I know I've said it before, I'm deaf as hell. Click to the next article. My ears are bleeding, my hands shake, my chest hurts, I cry at night. I'm so unimpressed by everything. The movies suck, music sucks, telemarketing has to be the worst job ever conceived. What else? I've given up on pop and headed towards the sweet beaches and sandy shores of Jazz. Miles Davis and "Kind of Blue" - I even went to Rufus King Park in Queens, threw down a blanket, and took in the wonderous sounds of the JVC Jazz Festival. Recent pop is as stimulating as computerized telemarketing. Folks, let's go back in time to one of the most incredible albums ever produced, Talkingheads "Remain in Light". Ladies and Gents, this masterpiece was created in 1980. It was a a call in the dark by two of music's most underrated prophets. No one listened to Nostradomus and 90% of his visions have come true!
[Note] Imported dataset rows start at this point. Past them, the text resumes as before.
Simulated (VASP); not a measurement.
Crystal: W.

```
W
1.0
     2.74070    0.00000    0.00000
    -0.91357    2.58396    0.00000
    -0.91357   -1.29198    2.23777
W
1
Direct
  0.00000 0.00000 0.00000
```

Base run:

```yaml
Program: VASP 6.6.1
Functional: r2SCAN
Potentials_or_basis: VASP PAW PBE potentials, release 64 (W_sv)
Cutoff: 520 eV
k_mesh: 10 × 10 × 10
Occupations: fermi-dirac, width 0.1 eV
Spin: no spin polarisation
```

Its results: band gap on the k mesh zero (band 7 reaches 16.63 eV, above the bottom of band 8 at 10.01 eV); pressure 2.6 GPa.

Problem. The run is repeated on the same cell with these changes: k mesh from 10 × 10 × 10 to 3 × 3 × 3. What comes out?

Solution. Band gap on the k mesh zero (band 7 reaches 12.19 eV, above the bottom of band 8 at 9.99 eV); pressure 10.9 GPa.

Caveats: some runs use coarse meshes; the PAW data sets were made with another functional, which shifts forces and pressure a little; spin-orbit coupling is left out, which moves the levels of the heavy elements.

Allah, Buddha, Isis, Osiris, Zeus, Jesus, Jehovah got together at a Sunday smoke fest, put down their royal straight flushes, whispered the word "Music", and with ringed pinkies and from underneath rings of Cuban clouds, touched ever-so-gently the right sides of Mr. David Byrne and Mr. Brian Eno. There will never again be an album so revolutionary. "Born Under Punches (The Heat Goes On)" can never be reproduced. For it's time, it transcended any other thought on musical evolution. The arrangement is nothing short of genius. This is an album that today's pop freaks can spin while they fiddle with sour chords and wonder why their music lives suck so much because they will never be as good as God on tape. The Heads are legendary and their music must be a staple in the diets of every up and coming pop hipster who walks the streets looking for an insane booking agent or an unused Metro card for a free trip back to their suburban mommy-daddy lives in Oakwood Heights, Staten Island. Hell, I'm not deaf. Why the hell do I think that way all the time. It's not me man, everyone else has panicked tympanics. My round window has been open for years, it's everyone else who has their shades down. So, to the Crosseyed and Painless, this album comes Once in a Lifetime, so turn off Z-100, beat up little Jimmy for turning it on in the first place, and take a skiddaddle over to Mom and Pop's Discount Vinyl and New or Used CD Palace on the highway, place down a few bucks from Sally's piggy, and purchase what pop should have been for the last 2 decades. Third Eye Who? The Squirrel Huh? The Wallwhats? Pop? Sound? Music? Grammy? 1998? Who?

Songs include:
Born Under Punches (The Heat Goes On), Crosseyed and Painless, THe Great Curve, Once in a Lifetime, Houses in Motion, Seen and Not Seen, Listening Wind, The Overload.